From Portland to Vilnius and Riga, protests reveal how imagination allows people to subvert power not through force, but through creativity, thus making dissent not only visible, but unforgettable.
Singing communities
The Baltics case demonstrates that culture transforms imagination into shared experience. It gives form to collective memory and direction to collective aspiration. And through collective experience, it unites people by building connections that can become something bigger than just the sum of its parts.

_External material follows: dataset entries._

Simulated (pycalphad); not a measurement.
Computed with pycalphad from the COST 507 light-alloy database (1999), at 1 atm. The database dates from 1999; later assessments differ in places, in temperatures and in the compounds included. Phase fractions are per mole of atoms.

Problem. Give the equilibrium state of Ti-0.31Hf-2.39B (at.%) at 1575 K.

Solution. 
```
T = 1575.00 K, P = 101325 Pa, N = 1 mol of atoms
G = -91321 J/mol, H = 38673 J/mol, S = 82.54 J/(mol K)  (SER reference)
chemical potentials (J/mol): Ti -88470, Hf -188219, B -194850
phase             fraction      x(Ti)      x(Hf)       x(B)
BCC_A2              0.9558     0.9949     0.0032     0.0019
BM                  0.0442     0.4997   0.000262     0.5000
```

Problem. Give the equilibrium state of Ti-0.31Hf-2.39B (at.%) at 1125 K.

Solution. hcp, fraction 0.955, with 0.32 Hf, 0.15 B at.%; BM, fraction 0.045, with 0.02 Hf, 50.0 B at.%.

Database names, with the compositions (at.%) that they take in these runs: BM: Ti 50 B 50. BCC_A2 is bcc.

As Benedict Anderson’s Imagined Communities illustrated, nations consist of people who will never meet each other, but who share the idea of being united by something bigger than themselves – and they feel a horizontal comradeship with one another. Anderson explores the role of language in building the imagined community of a nation, as he links what he calls “print capitalism’’ (and standardisation of language) to the beginnings of nationhood. Language – and stories and myths – is the unifying element that turns strangers into an imagined community. This is especially relevant for small nations. During Soviet occupation, preserving a nation’s language could be an act of protest on its own. Singing, writing and thinking in Latvian meant preserving the Latvian language under occupation. While an imagined community runs the risk of becoming exclusive, it also provides a vital glue for a nation’s survival under foreign domination.
Cultural initiatives like the Latvian Song and Dance Festival (Vispārējie latviešu Dziesmu un Deju svētki) are a great example of cultural expressions keeping a community alive and united under occupation. Since its first gathering in 1873, the festival has been a ritual of collective identity, an assertion that Latvia exists as a nation even when denied political recognition.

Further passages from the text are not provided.